GENEVA (AP) - China today blocked a full-scale review of its human right record by the U.N. Human Rights Commission despite U.S. criticism.
As in previous years, Beijing mobilized support from developing countries, which dominate the 53-nation commission, to prevent discussion of an attempt to censure China for the first time. The vote on China's ``no-action'' motion was 22-18, with 12 countries abstaining and one absent.
Countries from Yugoslavia to Equatorial Guinea also face scrutiny by the U.N. panel. But the China measure was the toughest battle, and Washington took the unusual step of announcing well in advance - on Jan. 11 - that it would propose the censure resolution.
``We must acknowledge that the situation of human rights in China remains very poor,'' said U.S. Assistant Secretary of State Harold Koh. ``Its human rights record has not improved and has in fact deteriorated markedly over the last 12 months.''
Chinese Ambassador Qiao Zonghuai responded that Washington was engaging in an ``anti-China political farce'' which was ``a mockery toward the commission and its members.''
He accused Washington of using the commission ``to make unwarranted attacks on China'' and repeated Beijing's accusation that the U.S. motion ``serves the needs of its domestic party politics.''
Chinese officials have been keen to justify the crackdown on the banned Falun Gong spiritual movement, one of the points covered by the U.S. resolution.
``The United States is giving unreserved support to the evil cult in China,'' Qiao said.
The resolution on China cited ``severe restrictions on the rights of citizens'' over the past year and also protested ``increased restrictions'' on Tibetans' freedoms and the ``harsh crackdown'' on opponents of the government.
Censure by the U.N. panel brings no penalties but brings international attention to countries' records. Both sides have lobbied hard among commission members.

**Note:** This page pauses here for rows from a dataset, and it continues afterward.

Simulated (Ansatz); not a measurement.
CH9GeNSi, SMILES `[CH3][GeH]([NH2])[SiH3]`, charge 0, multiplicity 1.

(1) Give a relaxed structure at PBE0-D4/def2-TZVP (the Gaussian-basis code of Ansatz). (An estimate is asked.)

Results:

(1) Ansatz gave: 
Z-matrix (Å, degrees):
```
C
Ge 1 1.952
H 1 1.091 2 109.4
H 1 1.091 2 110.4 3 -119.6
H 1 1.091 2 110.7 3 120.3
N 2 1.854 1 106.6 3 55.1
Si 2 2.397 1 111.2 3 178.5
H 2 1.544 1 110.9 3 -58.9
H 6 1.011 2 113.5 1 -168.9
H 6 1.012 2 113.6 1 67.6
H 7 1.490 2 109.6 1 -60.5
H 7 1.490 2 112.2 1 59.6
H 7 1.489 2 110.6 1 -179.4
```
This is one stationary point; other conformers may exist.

Chinese authorities appeared to be delaying the verdict of an anti-corruption campaigner to avoid negative publicity ahead of the U.N. vote. A court in Xinyang in the central province of Hunan confirmed today that a verdict in An Jun's trial would be announced Wednesday.
Last year, the Chinese ``no-action'' motion passed 22-17.
The 15-nation European Union refrained from sponsoring the China resolution but opposed the Chinese ``no-action'' motion.
``Little progress has been made on the ground,'' Portuguese Ambassador Alvaro de Mendonca e Moura said on behalf of the EU.
``Today's decision represents a sorry failure of political will,'' said Joanna Weschler, a representative of New York-based Human Rights Watch, said in a statement. ``The credibility of the U.N. commission has been seriously damaged by its unwillingness to censure China or even to discuss its rights performance.''
``This is not surprising,'' said Xiao Qiang, executive director of Human Rights in China, expressing particular disappointment that the EU failed to back the resolution more strongly.
But Russian Ambassador Vasily Sidorov described the U.S. motion as a counterproductive and maintained that ``one cannot ignore the positive changes'' in China.
Among other motions, the human rights group condemned Iraq for its ``all-pervasive repression and oppression'' of its population. The EU motion was supported by 32 nations. There were 21 abstentions.
Cuba faces a motion submitted by Poland and the Czech Republic that expresses concern about continued repression of political opponents and the detention of dissidents. The communist island last year was rebuked by a single-vote margin.
A potential showdown on an EU motion expressing concern at allegations of abuses by both sides in the Chechen conflict was delayed. Commission chairman Shambu Ram Sinkhada said it will take place April 25 instead of today.